I dunked some digestive biscuits in mine and I heartily recommend you do the same.
This is definitely my favourite tea so far. Sorry, last week’s Lebkuchen tea, you’ve been knocked off the top spot.
(I am photographing each day’s tea with a book for reasons that I have already forgotten Friday’s guest book was Strunk & White’s The Elements of Style.)
Saturday 5th December
Hazelnut Rocher
Why Bird and Blend, with this Hazelnut Rocher tea, you are really spoiling me. And, yes, while that was clearly a reference to the famous advert for Ferrero Rocher chocolates, I did actually feel quite spoiled.
Two black teas in a row! And they were both absolutely lovely. This one contains Sri Lankan tea, cocoa and caramelised hazelnut. Utterly indulgent – or at least as close to indulgent as you can get with something that isn’t actually bad for you and doesn’t give you an orgasm.

I was a bit worried that Bird and Blend may have peaked a bit early with the last two offerings. They can’t maintain this standard, can they? What if these were the best two teabags in the calendar over and done with long before I’ve even thought about putting the Christmas tree up? What if I get given a bag of Nettle tea or something on Christmas Eve?
The tea packaging promises me happiness, smiles and sighs of relief, but instead I think Bird and Blend just gave me new things to worry about.
Also, while the Hazelnut Rocher tea was absolutely gorgeous, make no mistake that it is no way as good as eating an actual Ferrero Rocher. I love Ferrero Rocher. I particularly love the way that they are marketed as something really posh and elegant, when it reality they are a ball full of nutella which can only be eaten by inelegantly stuffing the whole thing in one’s mouth so that one’s cheeks bulge like a hamster.
(Saturday’s guest book is ‘The Nude Figure: A Visual Reference for the Artist’ by Mark Edward Smith. For no particular reason. I think sometimes my book selection will have some vague connection to the tea I’m drinking. Other times, not so much.)
Sunday 6th December
Mr Frosty
Sunday’s tea contained silver needle white tea, a delicate tea usually drunk without milk, sugar or other flavourings in order to best enjoy the subtle taste notes.
Or you could, as Bird and Blend have done with this ‘Mr Frosty’ tea, combine it with every single thing in the universe ever.
There were TOO MANY THINGS going on in this cup of tea. There was white tea, apple, flowers, cloves, orange peel and spearmint all in there together. It would be fine to have this many different things in a brew if they all played nicely together but these things don’t. They fight. And not an action-film nicely choreographed sort of fight, a real scrappy, ugly, kicking each other in the bollocks sort of fight.
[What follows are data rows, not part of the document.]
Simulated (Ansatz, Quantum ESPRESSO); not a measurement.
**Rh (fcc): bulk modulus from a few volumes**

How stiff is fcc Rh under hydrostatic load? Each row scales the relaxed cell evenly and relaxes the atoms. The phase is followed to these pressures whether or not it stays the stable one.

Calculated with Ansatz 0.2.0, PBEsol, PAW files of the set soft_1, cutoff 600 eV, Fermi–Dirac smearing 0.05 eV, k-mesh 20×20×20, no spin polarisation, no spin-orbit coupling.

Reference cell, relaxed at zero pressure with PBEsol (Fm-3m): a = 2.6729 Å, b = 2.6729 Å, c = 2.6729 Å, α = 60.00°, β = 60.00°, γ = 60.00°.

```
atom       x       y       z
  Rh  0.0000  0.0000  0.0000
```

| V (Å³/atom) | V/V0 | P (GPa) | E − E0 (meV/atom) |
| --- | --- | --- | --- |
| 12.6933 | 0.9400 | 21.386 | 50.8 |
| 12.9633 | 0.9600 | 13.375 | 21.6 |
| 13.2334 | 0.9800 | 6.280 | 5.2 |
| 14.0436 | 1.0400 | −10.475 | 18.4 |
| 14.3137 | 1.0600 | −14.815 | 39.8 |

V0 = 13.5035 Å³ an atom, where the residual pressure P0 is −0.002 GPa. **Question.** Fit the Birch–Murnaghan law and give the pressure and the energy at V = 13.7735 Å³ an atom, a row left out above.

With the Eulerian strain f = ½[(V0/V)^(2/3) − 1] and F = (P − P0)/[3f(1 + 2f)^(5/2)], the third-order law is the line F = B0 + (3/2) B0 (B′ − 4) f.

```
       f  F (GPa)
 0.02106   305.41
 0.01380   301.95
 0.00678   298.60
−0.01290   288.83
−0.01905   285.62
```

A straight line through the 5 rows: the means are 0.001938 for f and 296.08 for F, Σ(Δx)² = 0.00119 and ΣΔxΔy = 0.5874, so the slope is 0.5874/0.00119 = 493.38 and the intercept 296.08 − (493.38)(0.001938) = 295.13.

It’s probably mostly the spearmint’s fault. But frankly I was cross with every single thing on the ingredients list.
Yeah, blue pea flowers, you too. Maybe you should go and stand in the corner and think about what you’ve done.
Because, have I mentioned, this drink is BLUE? I’m not sure the photo really does justice to the whole offputting blueness of the experience.
Look, I get it, it’s named after Argos catalogue stalwart, the Mr Frosty slushy drinks maker. I was an 80s child. I hankered after a Mr Frosty as much as the next disappointed-on-Christmas-morning kid. But I’m a grown-up now. I no longer want a cheaply made ice crusher in the shape of a snowman and some sachets of e-number-flavoured syrups.
And I don’t want my morning beverages to be blue. I’m quite vehemently opposed to it, in fact.
(Sunday’s guest book was Giovanni Boccaccio’s “The Eaten Heart: Unlikely Tales of Love“. Chosen because the book cover is a similar colour to this tea.)
Monday 7th December
Mulled Cider
I don’t know what it is about me and herbal teas. Maybe I don’t have a sophisticated enough palate to appreciate them. When I took this tea bag out of the packet, it smelled gorgeous. Then I added boiling water, steeped it for 4 minutes as instructed and was left with a cup full of tasteless pink-coloured hot water.
It wasn’t unpleasant, it just wasn’t really anything at all.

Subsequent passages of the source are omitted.